Oil prices have spiked and could remain elevated as companies try and find alternative cargo routes following vessel attacks in the Red Sea.
International benchmark Brent crude has shot up to $79.35/bbl as of this morning, having opened on Monday at $77.24/bbl.
The attacks, which have been occurring daily since Monday, are believed to have been perpetrated by Houthi rebels in Yemen.
Major shippers such as Maersk and Evergreen and Norwegian gas giant Equinor have implemented re-routing plans, while oil firm BP became the first among peers to pause all shipments through the Red Sea, citing a “deteriorating security situation.”
“For those vessels still transiting through the Red Sea, war risk [insurance] premiums are reported to have increased from 0.07 per cent of the value of a ship in early December to 0.5 per cent to 0.7 per cent this week,” said Toby Vallance, executive committee member of the London Forum of Insurance Lawyers.
“Both options of increased premiums and rerouting around Africa will see a knock-on effect on the price of goods (especially oil), due to a stifled global supply chain, which may be further perpetuated given the time of year.”
BP’s decision comes at a crucial time for petrol demand as UK motorists prepare for Christmas journeys.

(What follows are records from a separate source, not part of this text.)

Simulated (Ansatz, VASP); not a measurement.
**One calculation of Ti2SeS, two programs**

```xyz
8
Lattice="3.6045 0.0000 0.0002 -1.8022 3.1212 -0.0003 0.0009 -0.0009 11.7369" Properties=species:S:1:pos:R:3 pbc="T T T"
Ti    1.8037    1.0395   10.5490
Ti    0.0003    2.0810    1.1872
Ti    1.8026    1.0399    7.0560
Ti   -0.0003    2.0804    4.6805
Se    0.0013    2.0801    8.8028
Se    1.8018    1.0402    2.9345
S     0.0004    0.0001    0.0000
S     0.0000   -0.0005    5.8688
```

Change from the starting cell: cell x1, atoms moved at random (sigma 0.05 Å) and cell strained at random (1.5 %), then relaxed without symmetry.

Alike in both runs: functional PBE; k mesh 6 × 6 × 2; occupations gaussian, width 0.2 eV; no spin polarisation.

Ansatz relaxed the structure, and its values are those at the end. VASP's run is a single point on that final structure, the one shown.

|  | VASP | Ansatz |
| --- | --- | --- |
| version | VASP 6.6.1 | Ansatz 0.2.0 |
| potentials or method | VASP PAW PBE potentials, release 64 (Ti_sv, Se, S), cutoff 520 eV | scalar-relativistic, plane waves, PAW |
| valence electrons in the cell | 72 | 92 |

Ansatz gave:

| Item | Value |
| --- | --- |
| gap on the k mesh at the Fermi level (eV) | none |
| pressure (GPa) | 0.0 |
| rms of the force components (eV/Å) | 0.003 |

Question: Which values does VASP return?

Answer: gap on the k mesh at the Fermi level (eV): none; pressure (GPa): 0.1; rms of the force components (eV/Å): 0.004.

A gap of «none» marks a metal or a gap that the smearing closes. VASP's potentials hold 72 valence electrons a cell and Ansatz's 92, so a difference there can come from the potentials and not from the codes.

Petrol prices have dropped over the past few months, falling to 142.6p per litre this week, the lowest since the end of October 2021 and 10p lower than December last year.
However, higher oil prices could translate into higher prices at the pump in the next week as the disruption filters through to consumers.
An official security operation named Prosperity Guardian has also been launched by a coalition of countries including the UK, Canada, France, Bahrain, Norway and Spain.
To avoid the areas of recent attacks, firms are likely faced with a longer voyage of up to two weeks for shipments of petroleum products from the Middle East and India to Europe and from Russia to China and India.